On Thursday 1 January 2026, commercial litigation in England and Wales will become more transparent. New Practice Direction 51ZH (PD 51 ZH) will come into effect on Thursday 1 January 2026 as part of a two-year scheme. The pilot effectively changes the default position – providing non-parties with access to key court documents without having to ask the court for permission.
1. What is this new pilot scheme?
The key features of the new pilot scheme are as follows:
- Scope. PD 51ZH applies to hearings and trials in the Commercial Court, London Circuit Commercial Court and the Financial List but not initially to other Business and Property Courts. It will not apply to ex parte proceedings, hearings which take place in private, or where there already exists confidentiality or anonymisation orders. Following review of the success of the pilot, the practice direction is intended to be extended further, most likely to the Business and Property Courts.
- Applicable documents. Certain core documents used in open hearings (termed “public domain documents”) – such as witness statements, expert reports, skeleton arguments and opening and closing submissions will be added to a public‐facing side of the Court’s electronic filing system.
- Duration. PD 51ZH will run for an initial period of two years – from 1 January 2026 to 31 December 2027. It has been confirmed that PD 51ZH will apply to both new proceedings and to cases already listed in the Commercial Court and Financial List. This means that existing proceedings currently ongoing in the relevant court divisions will be subject to PD 51ZH from 1 January 2026.
- Confidential documents. It will be possible to seek Filing Modification Orders (FMOs) to redact or withhold parts of documents, which contain genuinely confidential or commercially sensitive information.
- Sanctions for non-compliance. Parties who fall foul of PD 51ZH will be required to re-file any “public domain documents” on CE-file. This of course included expert reports.

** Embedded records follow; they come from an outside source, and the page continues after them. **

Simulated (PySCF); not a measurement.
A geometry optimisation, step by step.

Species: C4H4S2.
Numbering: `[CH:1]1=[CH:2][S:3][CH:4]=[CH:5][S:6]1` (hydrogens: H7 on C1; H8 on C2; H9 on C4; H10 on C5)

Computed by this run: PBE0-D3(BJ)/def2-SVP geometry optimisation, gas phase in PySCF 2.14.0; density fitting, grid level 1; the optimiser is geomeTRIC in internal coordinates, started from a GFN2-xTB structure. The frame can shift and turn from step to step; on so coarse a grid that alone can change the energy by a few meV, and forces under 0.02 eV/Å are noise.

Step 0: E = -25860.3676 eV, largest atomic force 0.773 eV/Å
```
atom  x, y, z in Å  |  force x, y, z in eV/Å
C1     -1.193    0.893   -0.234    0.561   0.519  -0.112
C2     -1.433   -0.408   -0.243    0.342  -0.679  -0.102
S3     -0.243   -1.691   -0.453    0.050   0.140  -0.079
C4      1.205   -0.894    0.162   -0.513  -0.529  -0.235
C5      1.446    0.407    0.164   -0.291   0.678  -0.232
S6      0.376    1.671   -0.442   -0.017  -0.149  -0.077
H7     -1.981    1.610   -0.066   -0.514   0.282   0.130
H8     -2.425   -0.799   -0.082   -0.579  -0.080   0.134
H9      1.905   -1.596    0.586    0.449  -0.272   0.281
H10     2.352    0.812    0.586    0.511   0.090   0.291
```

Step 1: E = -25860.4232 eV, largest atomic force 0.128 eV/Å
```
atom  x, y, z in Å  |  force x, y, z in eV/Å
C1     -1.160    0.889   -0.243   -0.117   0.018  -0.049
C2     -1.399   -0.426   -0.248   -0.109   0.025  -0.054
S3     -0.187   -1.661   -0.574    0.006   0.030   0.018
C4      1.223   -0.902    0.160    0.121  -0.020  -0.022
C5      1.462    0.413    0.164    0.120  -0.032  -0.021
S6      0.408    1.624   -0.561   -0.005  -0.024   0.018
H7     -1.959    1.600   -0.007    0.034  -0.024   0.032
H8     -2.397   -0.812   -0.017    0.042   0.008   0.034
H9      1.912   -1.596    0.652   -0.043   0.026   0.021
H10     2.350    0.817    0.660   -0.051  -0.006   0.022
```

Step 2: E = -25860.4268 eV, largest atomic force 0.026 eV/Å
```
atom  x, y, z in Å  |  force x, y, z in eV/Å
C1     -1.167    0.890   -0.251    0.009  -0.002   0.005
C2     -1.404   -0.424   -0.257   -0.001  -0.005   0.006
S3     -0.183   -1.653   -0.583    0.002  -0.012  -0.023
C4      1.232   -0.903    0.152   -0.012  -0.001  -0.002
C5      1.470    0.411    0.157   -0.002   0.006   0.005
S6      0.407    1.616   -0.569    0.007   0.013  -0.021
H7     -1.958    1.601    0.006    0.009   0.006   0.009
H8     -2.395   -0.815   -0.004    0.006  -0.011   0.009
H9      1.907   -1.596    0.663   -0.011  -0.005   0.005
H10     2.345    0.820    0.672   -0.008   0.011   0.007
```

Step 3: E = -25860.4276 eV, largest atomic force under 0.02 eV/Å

2. What is the background to the scheme?
PD51 ZH adopts the US model of public access to court documents – moving towards greater transparency with the aim of closing the “open justice gap”.
The scheme builds on the Supreme Court case of Dring v Cape where the court ruled that non-parties can apply to view documents placed before the court and referred to during a hearing.
However, this scheme advances on the current position where non-party applicants must justify their request for court documents by showing that it is in the interest of open justice.
3. How will this pilot impact expert witness?
Practice Direction 51ZH (PD 51ZH) will impact expert witnesses by making their reports, including all annexes and appendices, publicly accessible by default when used in public hearings within the pilot courts. This increases the likelihood of wider scrutiny of their opinion.
For example, easy access for the media, regulatory and professional bodies and the public means expert evidence is more likely to face broader examination beyond the immediate parties to the litigation. Of course, wider scrutiny is something that experts should already be aware of – as highlighted in the case of, Lorimer-Wing v Hashmi [2025] EWHC 2757 where an expert’s report while not initially challenged in court was investigated and subsequently challenged by the expert’s professional body.